Leverrier made it 91,759,000.  Airy and Stone, by another method, made it 91,400,000; Stone alone, by a revision of the old observations, 91,730,000; and finally, Foucault and Fizeau, from physical experiments, determining the velocity of light, and therefore in their nature altogether differing from transit observations, 91,400,000.  Until the results of the transit of next year (1874) are ascertained, it must therefore be admitted that the distance of the earth from the sun is somewhat less than ninety-two million miles.

This distance once determined, the dimensions of the solar system may be ascertained with ease and precision.  It is enough to mention that the distance of Neptune from the sun, the most remote of the planets at present known, is about thirty times that of the earth.
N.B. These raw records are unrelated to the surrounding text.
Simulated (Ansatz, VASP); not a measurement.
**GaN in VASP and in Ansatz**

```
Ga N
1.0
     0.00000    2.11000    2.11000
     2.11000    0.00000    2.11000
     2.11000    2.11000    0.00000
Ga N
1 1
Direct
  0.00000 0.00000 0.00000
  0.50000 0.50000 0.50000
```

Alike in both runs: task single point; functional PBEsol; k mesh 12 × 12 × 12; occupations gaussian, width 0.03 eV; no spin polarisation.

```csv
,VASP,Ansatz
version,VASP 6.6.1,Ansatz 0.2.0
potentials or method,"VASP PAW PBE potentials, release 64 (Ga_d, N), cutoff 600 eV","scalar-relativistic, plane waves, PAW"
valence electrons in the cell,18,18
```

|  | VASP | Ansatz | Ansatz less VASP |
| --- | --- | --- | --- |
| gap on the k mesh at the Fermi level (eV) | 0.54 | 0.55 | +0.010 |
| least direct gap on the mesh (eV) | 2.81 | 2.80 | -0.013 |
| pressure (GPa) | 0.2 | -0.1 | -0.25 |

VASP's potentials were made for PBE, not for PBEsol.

By the aid of these numbers we may begin to gain a just appreciation of the doctrine of the human destiny of the universe—­the doctrine that all things were made for man.  Seen from the sun, the earth dwindles away to a mere speck, a mere dust-mote glistening in his beams.  If the reader wishes a more precise valuation, let him hold a page of this book a couple of feet from his eye; then let him consider one of its dots or full stops; that dot is several hundred times larger in surface than is the earth as seen from the sun!

Of what consequence, then, can such an almost imperceptible particle be?  One might think that it could be removed or even annihilated, and yet never be missed.  Of what consequence is one of those human monads, of whom more than a thousand millions swarm on the surface of this all but invisible speck, and of a million of whom scarcely one will leave a trace that he has ever existed?  Of what consequence is man, his pleasures or his pains?

Among the arguments brought forward against the Copernican system at the time of its promulgation, was one by the great Danish astronomer, Tycho Brahe, originally urged by Aristarchus against the Pythagorean system, to the effect that, if, as was alleged, the earth moves round the sun, there ought to be a change of the direction in which the fixed stars appear.  At one time we are nearer to a particular region of the heavens by a distance equal to the whole diameter of the earth’s orbit than we were six months previously, and hence there ought to be a change in the relative position of the stars; they should seem to separate as we approach them, and to close together as we recede from them; or, to use the astronomical expression, these stars should have a yearly parallax.

The parallax of a star is the angle contained between two lines drawn from it—­one to the sun, the other to the earth.

At that time, the earth’s distance from the sun was greatly under-estimated.  Had it been known, as it is now, that that distance exceeds ninety million miles, or that the diameter of the orbit is more than one hundred and eighty million, that argument would doubtless have had very great weight.